Bosnia jails police bomber for 45 years

Court issues harshest sentence ever pronounced in Bosnia over a 2010 attack by man wanting Islamic law to be introduced.

Causevic guilty of planting and triggering a powerful improvised bomb in Bugojno three years ago [File: AP]

A Bosnian man has been sentenced to 45 years in prison for terrorism over a 2010 bomb attack on a police station that killed one.

On Friday, a court in Bosnia found Haris Causevic guilty of planting and triggering a powerful improvised bomb behind a police station in the central Bosnian town of Bugojno three years ago. 

“Haris Causevic has committed a criminal act of terrorism and this court sentences him to a maximum prison term of 45 years in jail,” judge Goran Radevic said on Friday while reading the verdict.

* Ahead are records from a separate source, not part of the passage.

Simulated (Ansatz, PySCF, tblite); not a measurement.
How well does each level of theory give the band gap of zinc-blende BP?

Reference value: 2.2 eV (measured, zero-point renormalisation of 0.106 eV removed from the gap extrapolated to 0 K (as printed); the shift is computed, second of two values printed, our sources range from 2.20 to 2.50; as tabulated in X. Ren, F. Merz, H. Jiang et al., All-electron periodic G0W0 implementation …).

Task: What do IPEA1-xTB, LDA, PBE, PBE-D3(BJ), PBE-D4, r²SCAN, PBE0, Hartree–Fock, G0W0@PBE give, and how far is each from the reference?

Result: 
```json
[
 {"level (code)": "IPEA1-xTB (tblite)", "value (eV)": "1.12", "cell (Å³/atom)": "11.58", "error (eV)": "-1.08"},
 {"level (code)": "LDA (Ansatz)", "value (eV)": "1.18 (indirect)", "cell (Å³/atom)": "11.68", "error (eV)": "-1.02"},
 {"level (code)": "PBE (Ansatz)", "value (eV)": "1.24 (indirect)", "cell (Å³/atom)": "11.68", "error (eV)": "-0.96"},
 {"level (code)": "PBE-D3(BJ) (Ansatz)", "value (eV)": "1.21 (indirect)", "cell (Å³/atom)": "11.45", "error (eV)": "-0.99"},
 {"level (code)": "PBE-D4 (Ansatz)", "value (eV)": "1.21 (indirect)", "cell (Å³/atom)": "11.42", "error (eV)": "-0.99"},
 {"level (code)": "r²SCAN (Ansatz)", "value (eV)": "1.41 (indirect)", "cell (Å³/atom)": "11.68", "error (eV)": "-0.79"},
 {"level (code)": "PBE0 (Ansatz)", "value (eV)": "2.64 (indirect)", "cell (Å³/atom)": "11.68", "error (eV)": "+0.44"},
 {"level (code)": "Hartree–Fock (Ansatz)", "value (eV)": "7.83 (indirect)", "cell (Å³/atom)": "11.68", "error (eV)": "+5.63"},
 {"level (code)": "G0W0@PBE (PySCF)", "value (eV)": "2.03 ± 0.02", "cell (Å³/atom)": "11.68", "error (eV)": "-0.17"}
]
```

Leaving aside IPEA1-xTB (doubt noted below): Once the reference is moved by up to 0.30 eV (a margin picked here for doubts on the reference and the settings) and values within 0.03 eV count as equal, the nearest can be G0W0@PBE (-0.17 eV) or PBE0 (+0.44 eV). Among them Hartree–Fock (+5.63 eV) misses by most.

The explosion killed a police officer and injured several others. Nearby buildings and vehicles were also seriously damaged in the attack.

The aim of the terrorist act was to intimidate the population and seriously destabilise Bosnia-Hercegovina's basic political, constitutional and social structures

by - Judge Goran Radevic

Causevic was found guilty of plotting to commit other crimes as well, including kidnapping police officers and their children, with the aim of forcing Bosnia to introduce strict Islamic laws, the judge said.

“The aim of the terrorist act was to intimidate the population and seriously destabilise Bosnia-Hercegovina’s basic political, constitutional and social structures,” Radevic said.

Other suspects

The court acquitted Naser Palismanovic, Causevic’s alleged accomplice. Both men are followers of the Wahhabi sect, an austere brand of Sunni Islam.

Causevic’s sentence is the harshest the court has ever pronounced for terrorism in Bosnia.

Another suspect, Adnan Haracic was tried separately in July 2012 after he had admitted taking part in the June 2010 blast. He was then sentenced to 14
years in jail.

Three more suspects were also indicted for helping the perpetrators after the blast. Their trial will also be held separately.

During Bosnia’s 1992-95 inter-ethnic war between Croats, Muslims and Serbs, a large number of volunteers from Islamic nations flocked to the Balkan country to join Muslim troops.

Many of these so-called mujahedeen fighters stayed on after the conflict and obtained Bosnian citizenship.

A number of Bosnian Muslims – generally a moderate community making up 40 percent of the population – have accepted the Wahhabi doctrine and way of life.